He joins the company of other authors such as Raymond Carver, Richard Price, Elmore Leonard and Don Winslow as being viewed as a "writer's writer."

The Smack is the story of Rowan Petty, a con artist down on his luck who goes after the score of a lifetime. But things take a bad turn and everyone in Rowan Petty’s life runs the risk of ending up as collateral damage.

“The Smack” portrays Rowan Petty, a con man, as a likable character. Did you have that idea in mind while writing the novel?

I create a character who seems unlikable on the surface, and my challenge is to get readers to develop an understanding of his motivations, and in the process discover the character is much more like themselves than they're comfortable acknowledging.

Rowan is a complicated man. Talk to us about character development and about your characters evolving through the course of your novels.

I think that must happen in a novel.

I started out as a short story writer. In a short story, the characters can remain fairly static. It’s really more about capturing one moment in someone’s life rather than portraying the character over an extended period of time.

The novels I enjoy reading and those I write involve character progression. I think part of what drives a novel’s narrative is following a character and seeing how he or she reacts and changes. In The Smack, Rowan Petty makes some significant changes and gets in touch with a past he’s shoved aside. Circumstances force him to confront a softer side of himself than what his work life entails.

What about con men and grifters seems to attract so many of us?

I recently read The Confidence Man by Herman Melville, written in the 1840s. In America, there’s always been a fascination with con men and their games whether with the early stock market, or horse racing scams as depicted in “The Sting.” Most of the cons these days are Internet-based, and I think what fascinates people is the notion of getting something for less than its real value. The mark is somewhat complicit in getting conned. I read somewhere that what’s great about Americans is they’re not so cynical—they still have hopefulness and optimism—so they can be conned.

People are fascinated by the psychology of getting something over on someone else. I enjoy reading about the psychological manipulation used to con people and the mechanics of con games—how they’re pulled off. In today’s political environment, the issue of truth versus a bill of goods is more relevant than ever before.

You’ve been called a literary writer and a crime writer. Will you talk about that?

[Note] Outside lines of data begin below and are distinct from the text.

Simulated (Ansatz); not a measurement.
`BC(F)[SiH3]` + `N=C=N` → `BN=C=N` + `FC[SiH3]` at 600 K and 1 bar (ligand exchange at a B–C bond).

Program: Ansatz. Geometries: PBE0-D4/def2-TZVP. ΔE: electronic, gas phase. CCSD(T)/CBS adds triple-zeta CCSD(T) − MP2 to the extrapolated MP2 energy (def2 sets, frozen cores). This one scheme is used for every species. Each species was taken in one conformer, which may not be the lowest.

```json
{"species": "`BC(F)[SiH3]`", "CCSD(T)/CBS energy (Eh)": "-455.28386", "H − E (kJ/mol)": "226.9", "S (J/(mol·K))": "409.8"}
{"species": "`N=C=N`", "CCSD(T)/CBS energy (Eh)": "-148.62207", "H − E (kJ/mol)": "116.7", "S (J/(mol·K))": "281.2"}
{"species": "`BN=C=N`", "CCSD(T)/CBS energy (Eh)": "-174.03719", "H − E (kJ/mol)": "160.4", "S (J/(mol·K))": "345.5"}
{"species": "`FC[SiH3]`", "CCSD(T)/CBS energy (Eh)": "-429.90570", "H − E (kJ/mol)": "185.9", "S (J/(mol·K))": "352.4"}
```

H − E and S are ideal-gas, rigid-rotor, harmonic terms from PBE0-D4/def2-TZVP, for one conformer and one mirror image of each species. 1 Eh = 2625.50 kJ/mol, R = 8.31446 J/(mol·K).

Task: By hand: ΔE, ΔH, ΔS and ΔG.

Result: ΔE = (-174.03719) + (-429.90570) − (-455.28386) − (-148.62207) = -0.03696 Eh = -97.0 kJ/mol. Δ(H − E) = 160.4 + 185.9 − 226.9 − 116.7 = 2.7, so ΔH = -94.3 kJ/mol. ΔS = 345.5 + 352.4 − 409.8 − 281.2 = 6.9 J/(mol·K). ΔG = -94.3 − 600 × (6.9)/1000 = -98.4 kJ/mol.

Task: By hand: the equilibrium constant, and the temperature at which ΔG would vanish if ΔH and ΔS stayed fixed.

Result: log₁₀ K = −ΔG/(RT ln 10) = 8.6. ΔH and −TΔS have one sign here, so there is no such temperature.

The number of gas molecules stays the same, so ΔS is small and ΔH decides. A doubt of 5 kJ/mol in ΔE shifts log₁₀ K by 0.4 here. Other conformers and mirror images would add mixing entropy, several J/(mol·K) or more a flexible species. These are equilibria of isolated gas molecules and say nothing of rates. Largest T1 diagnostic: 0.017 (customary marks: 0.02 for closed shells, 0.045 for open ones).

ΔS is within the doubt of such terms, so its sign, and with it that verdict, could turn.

I don’t care what they call me, so long as they don’t call me late for dinner.

It’s marketing strategy. Now, the crime genre has evolved into ‘literary crime.’ I think those tags exist to sell books. When I sit down to write, I just think of writing the best novel I can. My interests tend to run toward the darker ends of society involving criminals, drug dealers and prostitutes. I think the literary tag came from my books of short stories which were more ‘literary’ in style—more like the accepted grad school definition of ‘literary.’

The main reason I got into writing crime novels is that my agent told me, ‘I cannot sell a book of literary short stories. I need you to sit down and write a novel.’ I was working a day job at the time and writing short stories for literary magazines. It was all very daunting to me.

I needed a structure in which to write a longer and more complex piece. I knew the structure of a ‘whodunnit’ and felt that would give me the signposts I needed to string together a narrative to place character, setting, and dialogue. I’m not very interested in plot and don’t feel I’m very good at plotting out a novel, but plot is a necessary device in a novel.

My model for writing is Elmore Leonard. I move the characters through various machinations toward a goal. I feel more comfortable not sticking rigidly to the ‘whodunnit’ model.

Speaking of plot, do you plot your novels in advance or let them evolve as the story unfolds?

I’m not a plotter, but I usually know what I think is going to happen, although sometimes the ending can change a couple of times. For instance, I might base a story loosely on something in reality, but as I’m hammering away writing the novel, I’ll reach a point where I can’t figure out the storyline’s direction. I make discoveries about the character which demand I go back and redo parts of the story; or require I come up with an entirely different and unexpected ending from the one I had anticipated.

Is there anything about your writing process that might surprise our readers?

It’s a day to day grind. It might surprise people that I write longhand with a pencil. I write in a notebook and then transfer the first draft to a second notebook where it’s edited. I get another pass at editing when I finally put the manuscript into the computer. After that, it’s pretty clean. Trouble is, it’s hard to find a good pencil sharpener these days. [Laughter].

I worked for twenty-five years as a magazine editor where I learned discipline. My first book was published when I was forty-five, and when I eventually became a full-time writer and gave up my nine-to-five job, it was initially scary to start writing as a profession. I didn’t have a schedule, which I found daunting, but my work habits from the past guided me as a writer.

What do you love about the writing life?

I love not having to commute to work every day and that I’m working for myself. But, that’s been both a good thing and a bad thing: I’m the owner of the factory as well as the laborer in the factory. If I want to take a day off, the owner says, ‘Get to work.’ [Laughter].

Will you complete this sentence? Writing novels has taught me___________.

It’s taught me the importance of structure in writing.

I’m self-taught, having never gone to workshops or writing groups. When I was writing short stories, structure didn’t play a major role, but it's critical to a well-written novel.

What I’ve learned from novel writing has made me a better writer in all spheres…short stories and screenplays.

What’s coming next from Richard Lange?

Like every other novelist in the U.S., I’m writing a TV pilot. Mine is about a crime family in Bakersfield, California. I’m sure there will also be another novel.

Congratulations on writing “The Smack,” a lyrical novel with memorable characters doing their best to struggle through an unpredictable and indifferent world.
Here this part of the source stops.